+1 vote

Hi there. So my program needed a database and I used SQLite from the godot assets library. Source: https://godotengine.org/asset-library/asset/444. I used this guide to save the image to the database: https://youtu.be/8gtAZuE8mBU. I saved the image to a successful database. The program worked only for very small size photos. Problem: When I try to save an image larger than 100 kb, the program freezes (very long wait). Please tell me an effective way to save an image to sqlite or a solution to the above problem. This is my diploma work. Thank you for trying to reply

in Engine by (45 points)

1 Answer

0 votes

Looks like your performing IO on the main thread and freezing all the processing till it is complete.
You should try multithreading to make sure you aren't freezing the main thread.

var thread

# The thread will start here.
func _ready():
    thread = Thread.new()

func save_data_to_database_async(data, database):
    if thread != null:
            thread.wait_to_finish()
    thread.start(self, "save_data_to_database", {"data": data, "database": database})

func save_data_to_database(data2):
    var database = data2["database"]
    var data = data2["data"]
    database.save(data)

# Thread must be disposed (or "joined"), for portability.
func _exit_tree():
    thread.wait_to_finish()

As long as you are not saving very often, you shouldn't get many ui hangups.

by (98 points)
edited by

In addition to the above, I'd note that tutorial doesn't seem overly efficient in the first place. For instance, there should be no reason to convert the image content to a string prior to storing it in the DB. You can store the binary image data directly in a SQLite BLOB field, which should be much more efficient and more compact.

I expect the example where each byte is iterated over, converted to a string rep, and then concatenated to a larger string is highly inefficient - especially with larger amounts of data (larger images).

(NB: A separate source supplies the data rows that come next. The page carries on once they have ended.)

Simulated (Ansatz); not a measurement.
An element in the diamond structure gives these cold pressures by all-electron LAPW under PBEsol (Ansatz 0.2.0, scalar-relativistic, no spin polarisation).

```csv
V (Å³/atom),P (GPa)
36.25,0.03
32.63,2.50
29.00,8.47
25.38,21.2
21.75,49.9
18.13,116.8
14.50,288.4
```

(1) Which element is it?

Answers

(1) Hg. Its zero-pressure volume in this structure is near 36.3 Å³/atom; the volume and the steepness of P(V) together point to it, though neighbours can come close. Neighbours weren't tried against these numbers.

I don't see what you are seeing. It seems like you just need to send the data to the function you want to use asynchronously. There is no need to convert your byte to a string. Please show where your are seeing this?

@codelyok13 - my comments aren't related to your above threading example. Rather, they are in regard to the video tutorial linked in the original question posted by @Gollum. The image storage code shown in that video seems very inefficient. Sorry for the confusion.

Ok.
Your right, it is weird that you have to convert an image to a string.